Passing Bull 80 – He’s at it again

 

Greg Sheridan has excelled himself in the last few days.  On Saturday, his piece began:

François Hollande is Donald Trump’s first big casualty in Europe.

The bland French president, who only a few days ago looked every inch his country’s Hillary Clinton, has made the shock announcement that he will not seek re-election.

Trump-style populist insurrection is roiling Europe as strongly as it roiled the US.  Europe’s professional political class is under as widespread and sustained attack from the continent’s own populists as the American political class has been from the Trumpers.

… France has now had two presidential terms of unequivocal failure, one from the centre-right, one from the centre-left.  This is an almost perfect analogue to the conditions that brought Trump to power in the US.  They are tailor made for the National Front’s Marine le Pen.

It is, frankly, a bit hard to see how Trump could have brought down the French president – whose approval rating had fallen to 4% before Trump was elected.  And you notice we still get those references to the ‘professional political class’  – of which Mr Sheridan is certainly a member.

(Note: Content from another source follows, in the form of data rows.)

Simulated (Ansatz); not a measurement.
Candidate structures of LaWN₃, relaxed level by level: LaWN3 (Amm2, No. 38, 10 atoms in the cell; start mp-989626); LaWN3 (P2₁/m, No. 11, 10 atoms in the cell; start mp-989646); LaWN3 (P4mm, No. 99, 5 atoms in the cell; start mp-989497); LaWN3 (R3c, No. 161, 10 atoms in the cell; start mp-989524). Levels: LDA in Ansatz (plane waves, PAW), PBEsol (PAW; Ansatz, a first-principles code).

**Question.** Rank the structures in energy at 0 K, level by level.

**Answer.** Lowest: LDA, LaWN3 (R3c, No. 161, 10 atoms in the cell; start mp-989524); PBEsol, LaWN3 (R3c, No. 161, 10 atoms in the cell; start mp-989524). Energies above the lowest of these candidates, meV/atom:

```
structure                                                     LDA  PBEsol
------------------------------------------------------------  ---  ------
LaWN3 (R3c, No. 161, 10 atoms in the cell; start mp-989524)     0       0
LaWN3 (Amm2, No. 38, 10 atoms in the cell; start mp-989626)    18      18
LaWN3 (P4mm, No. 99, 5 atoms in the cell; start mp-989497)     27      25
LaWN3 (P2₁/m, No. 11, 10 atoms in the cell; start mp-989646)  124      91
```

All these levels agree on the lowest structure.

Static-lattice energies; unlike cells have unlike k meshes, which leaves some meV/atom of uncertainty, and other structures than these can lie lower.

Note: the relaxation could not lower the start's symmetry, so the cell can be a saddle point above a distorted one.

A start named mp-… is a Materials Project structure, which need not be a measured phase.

Then a few days later on the front page of the newspaper we got this:

US president-elect Donald Trump was absolutely right to take a phone call from Taiwan’s President….

By this one 10-minute call he has done something that was utterly beyond Barack Obama in eight feckless years in the White House – he has put the Chinese leadership off balance.

How would he know how China is reacting, and if he is correct, how does it help the US – or us – will to put China off balance?

But the prize for bullshit on the weekend, and a strong contender for bullshit of the year, goes to Chris Kenny.  He has a very different view of the significance of the election of Trump for Australians.  The heading of the piece is Trump’s triumph vindicates Abbott.  It starts as follows:

Our political/media class –[Look, Mum, no hands!] – seems to have conveniently overlooked the most telling domestic lesson from the Trump ascendancy.  Perhaps they worry it exposes their lack of judgement. 

Donald Trump’s election triumph buttresses the argument that Tony Abbott’s overthrow was unnecessary – that he would have won this year’s election.  It gives weight to the claim his poor mid-term polling was meaningless and that his known strengths were electorally compelling.

Those of us who have long made this case believe that, for all his faults, Abbott’s strong positions on border protection, national security, climate caution [!], union corruption and budget discipline would contrast sharply with Labor.  The political/media class, however, declared Abbott an embarrassment and barracked for a coup.

We will never know.  But everything that has transpired since Abbott’s knifing tends to bolster the position: from the way Malcolm Turnbull has struggled to display certitude to how Bill shorten hasn’t had to duck a punch; from the Prime Minister’s own polling and near defeat to Britain’s clear statement of faith in sovereignty through Brexit; and from Trump’s focus on borders and disdain for the dominant media narrative to his victory despite the polling consensus.

This flight from reality is truly unnerving.  The bullshit is mind blasting.  What on earth do we understand from ‘Britain’s clear statement of faith in sovereignty through Brexit’?  They have been like bunnies under a spotlight since they realised that they got sold a pup by two crooks who are almost as bad as Donald Trump.

These people who are so happy with Trump – yes the political/media class or part of it – are riding for a big gutser.  It is a shame this newspaper is so infested with Liberal rejects and Labor rats.  When the government announced a review of policy, the paper launched an editorial and three columnists.  They are helping the reactionaries to ensure a Labor win.  One of the cavemen said of the proposed review: ‘It was a clear attempt to reintroduce a price on hot air to satisfy the extreme greens and others seduced by the socialist alarmism of anthropogenic climate change.’  Goebbels would have been in awe.  So would Freud.

Poet of the month: Vergil (Eclogues)

Here, wheat, there, vines, flourish more happily:

trees elsewhere, and grasses, shoot up unasked for.

See how Tmolus sends us saffron fragrance,

India, ivory, the gentle Sabeans, their incense,

while the naked Chalybes send iron, Pontus rank

beaver-oil, Epirus the glories of her mares from Elis.

Nature has necessarily imposed these rules, eternal laws,

on certain places, since ancient times, when Deucalion

hurled stones out into the empty world,

from which a tough race of men was born.

Come: and let your strong oxen turn the earth’s rich soil,

right away, in the first months of the year,

and let the clods lie for dusty summer to bake them in full sun:

but if the earth has not been fertile it’s enough to lift it

in shallow furrows, beneath Arcturus: in the first case

so that the weeds don’t harm the rich crops, in the other,

so what little moisture there is doesn’t leave the barren sand.